Cultural Rhythms

This past Saturday, I danced. And I don't mean Zumba, for once.

With a group of Filipino students, we danced a traditional dance called Sayaw sa Bangko, or Dance of the Benches, at a show called Cultural Rhythms. Cultural Rhythms is an annual celebration of Harvard's diversity and is a showcase of various different groups on campus that do performances of some kind of cultural significance. I watched the show last year and knew that I just had to perform in it the next year with the Harvard Philippine Forum.

Conveniently, I became the Co-President of Harvard Philippine Forum with another Filipino in my year, Brian. Performing in Cultural Rhythms became a priority for us, and when the time came around, we immediately became proactive about our participation and tried to get a group together.

That's the intro. There's a lot I can say about having done this performance, but I'll post pictures and the video first so as not to be boring.

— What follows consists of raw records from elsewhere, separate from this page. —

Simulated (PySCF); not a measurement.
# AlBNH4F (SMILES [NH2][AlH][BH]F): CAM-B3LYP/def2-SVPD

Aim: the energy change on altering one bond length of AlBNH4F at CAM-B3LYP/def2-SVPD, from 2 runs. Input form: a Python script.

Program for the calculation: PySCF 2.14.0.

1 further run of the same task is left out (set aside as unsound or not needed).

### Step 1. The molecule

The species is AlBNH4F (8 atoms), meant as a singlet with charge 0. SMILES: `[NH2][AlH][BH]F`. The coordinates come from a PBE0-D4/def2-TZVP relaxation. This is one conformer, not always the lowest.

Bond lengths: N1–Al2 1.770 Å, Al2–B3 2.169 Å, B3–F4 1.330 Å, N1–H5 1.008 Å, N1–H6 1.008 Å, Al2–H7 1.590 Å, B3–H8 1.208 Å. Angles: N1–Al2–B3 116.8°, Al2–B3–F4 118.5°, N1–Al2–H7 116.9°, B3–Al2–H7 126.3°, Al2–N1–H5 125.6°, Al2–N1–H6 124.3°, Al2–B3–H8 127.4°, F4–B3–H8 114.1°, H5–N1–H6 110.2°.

The smile of a Broadway star
Alternative caption: "I'm king of the world!" 
Also applauding all our work and dedication to making this happen 
Ready to attach the pentagon formation
Benches level 2
Can you tell we're Co-Presidents? 
Literally can now trust Brian with my life
Brian and me talking to LUCY LIU

WHADDAYA THINK OF THAT
Putting it together was kind of a shit show because we only had a week to practice together before auditions, and the benches were kind of...not super stable. When we first got them. We somehow dealt with them and got them in acceptable condition. Brian and I were also a bit irritated at people for not taking our *mandatory* practices and practice times seriously. FUN FACT: the entire group of ten never performed together until the actual show. After lamenting (The Filipino spirit is waterproof...but not to tears!) and sending threatening and pitiful emails for a certain amount of time, we were eventually just purely entertained by the hilarity and patheticness–Blogger says that's not a word but I'm keeping it–of it all. 
Apparently, during auditions, the committee was having some doubts to our preparedness to perform this and concerns with safety, but two of my good friends who helped decide made a very strong case for us and we were in!
After that, we had just around three weeks before the actual show.
Most of the time, I wouldn't practice the high jumps on the stacked benches because there weren't enough people during the practices to hold them down, lol. At first, I was kind of terrified (still clearly remember the first time I walked to the top of the final formation), but for this dance and the chance to perform in Sanders Theater I was willing to do anything. When Brian said we would do that dance, I wanted quite badly to be the part of the pair that was left dancing on the highest stack, due to some kind of primadonna complex that hadn't yet been fulfilled during my time here. (Politically, it made sense, because Brian and I were the Co-Presidents after all, so I wasn't worried.) One of our board members who had to hold down the benches would say "That took a few years off of my life" whenever we practiced those jumps in the stacked formation, so I figure that's another reason we didn't actually practice those jumps that much.

In the end, as it usually does with Harvard Philippine Forum events and stuff, it worked out amazingly. (I'll probably discuss having been leader of this group more once my term is...over...)

Everyone showed up at the actual show, thank god, and as you may have seen in the video the crowd was absolutely awed and stunned and shocked by our performance. The Dean of Harvard College himself congratulated me, told me he had never seen anything like that before so it was a performance that everyone would remember, and then showed me this article the next day: http://www.thecrimson.com/flyby/article/2016/2/21/cultural-rhythms-2016/ Oh right, the business of talking to Lucy Liu. Every year, the Harvard Foundation picks someone to award the "Artist of the Year," and it's usually some kind of artist who is also involved in humanitarian work. The Artist of the Year sits on the stage during the show, and two representatives from each group that performs get to have a conversation with her about their act. So yeah. That was that.

Words cannot explain the immense pride I have at us having accomplished this dance, as well as the pride we all felt for being Filipino, belonging to such a culture that seems to enjoy having this element of danger in its forms of entertainment. Not only that, but the thrill of performing, the exhilaration, was such a high point in my semester. The crowd's gasps and cheers are definitely gonna help power me throughout the rest of the school year.

This year's Cultural Rhythms was, without a doubt, a highlight of my Harvard experience, and I'll just use this final sentence to be "so cheesy that the lactose intolerant people in the audience are going to shit themselves" (in Brian's words, when he told us to smile throughout the entire dance) and say that I wouldn't be feeling this way without my incredible group of dysfunctional performers, and the rural people in Pangasinan who created this dance as a way to have fun in the first place.